Doug Kerr
Well-known member
In an interchangeable lens camera system, the term flange focal distance (often also called the back flange distance, register distance, and several other terms) refers to the distance between the reference contact surface of the mount and the focal plane (where the sensor resides).
In the Canon EOS R system, that distance is 20 mm, significantly less than in the familiar EOS (EF) mount, where it is 44 mm. This is of course made possible by the fact that in the non-SLR formulation of the EOS R there is no mirror between the lens and the sensor. Thus, we can allow the mechanical aft end of the lens to reside closer to the sensor, and a closer mount is an obvious corollary.
One obvious advantage of this is that, "all other things being equal", it allows for the body to be made thinner, perhaps by 24 mm (almost an inch) or so.
The Canon white paper on the EOS R system discusses at some length other advantages of this change in flange focal distance with respect to lens design. The description nicely avoids mathematics or discussion of actual optical theory principles, and while it sounds facile, I have not yet been had time to wrap my engineer's head around it. Nevertheless, I will tell the story essentially as it is presented in the white paper.
The author points out that the various schemes used in lens designs to minimize certain aberrations can be made "easier" if we:
• Move the last element of the lens closer to the sensor, but this would result in some of the rays traveling toward the outermost parts of the frame striking the sensor at a more oblique angle, which is not desirable. So to overcome that, we
• Make the last element larger. Then, many of the rays destined for the outermost parts of the frame come thorough places in the outer regions of the lens, and thus striking the sensor at a less oblique angle.

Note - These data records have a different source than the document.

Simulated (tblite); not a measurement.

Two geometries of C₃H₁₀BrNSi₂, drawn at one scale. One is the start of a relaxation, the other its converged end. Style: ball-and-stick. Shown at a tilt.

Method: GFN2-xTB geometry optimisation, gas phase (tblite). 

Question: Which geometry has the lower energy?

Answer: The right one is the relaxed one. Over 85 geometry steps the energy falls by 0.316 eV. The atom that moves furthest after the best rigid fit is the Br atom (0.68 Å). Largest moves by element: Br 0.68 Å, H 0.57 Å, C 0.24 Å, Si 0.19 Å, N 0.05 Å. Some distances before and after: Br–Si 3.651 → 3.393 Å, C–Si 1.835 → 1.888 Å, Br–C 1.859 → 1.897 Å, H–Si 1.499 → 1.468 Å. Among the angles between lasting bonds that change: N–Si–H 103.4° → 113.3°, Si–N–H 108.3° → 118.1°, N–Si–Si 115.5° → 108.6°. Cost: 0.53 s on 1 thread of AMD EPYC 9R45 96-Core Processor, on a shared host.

But does this mean that the lens is now heavier and more costly because of the increase in size of the last element? Evidently not, since (according to the example sketches in the white paper) we can now make the first element smaller (simplistically, having turned the original lens recipe around).
Interestingly enough, as this story is told (second- or third hand) in some comments about the new camera system, "The smaller flange focal distance allows us to make the last element of the lens larger, which is advantageous."
As well as I now understand all this (not too well, I'm afraid), that is sort of backward. We are now able to make the last element closer to the lens, but to benefit from that we need to make it larger.
Over the next day or so I'll try and do some bush-league ray tracing which will then (hopefully) prepare me to construct a more fluent explanation of this matter.
Best regards,
Doug
In the Canon EOS R system, that distance is 20 mm, significantly less than in the familiar EOS (EF) mount, where it is 44 mm. This is of course made possible by the fact that in the non-SLR formulation of the EOS R there is no mirror between the lens and the sensor. Thus, we can allow the mechanical aft end of the lens to reside closer to the sensor, and a closer mount is an obvious corollary.
One obvious advantage of this is that, "all other things being equal", it allows for the body to be made thinner, perhaps by 24 mm (almost an inch) or so.
It is worthwhile noting here, so as perhaps to avoid anybody later barking up a wrong tree, that the throat diameter of the new mount is identical to that of the EF mount.
The Canon white paper on the EOS R system discusses at some length other advantages of this change in flange focal distance with respect to lens design. The description nicely avoids mathematics or discussion of actual optical theory principles, and while it sounds facile, I have not yet been had time to wrap my engineer's head around it. Nevertheless, I will tell the story essentially as it is presented in the white paper.
The author points out that the various schemes used in lens designs to minimize certain aberrations can be made "easier" if we:
• Move the last element of the lens closer to the sensor, but this would result in some of the rays traveling toward the outermost parts of the frame striking the sensor at a more oblique angle, which is not desirable. So to overcome that, we
• Make the last element larger. Then, many of the rays destined for the outermost parts of the frame come thorough places in the outer regions of the lens, and thus striking the sensor at a less oblique angle.
But does this mean that the lens is now heavier and more costly because of the increase in size of the last element? Evidently not, since (according to the example sketches in the white paper) we can now make the first element smaller (simplistically, having turned the original lens recipe around).
Interestingly enough, as this story is told (second- or third hand) in some comments about the new camera system, "The smaller flange focal distance allows us to make the last element of the lens larger, which is advantageous."
As well as I now understand all this (not too well, I'm afraid), that is sort of backward. We are now able to make the last element closer to the lens, but to benefit from that we need to make it larger.
Over the next day or so I'll try and do some bush-league ray tracing which will then (hopefully) prepare me to construct a more fluent explanation of this matter.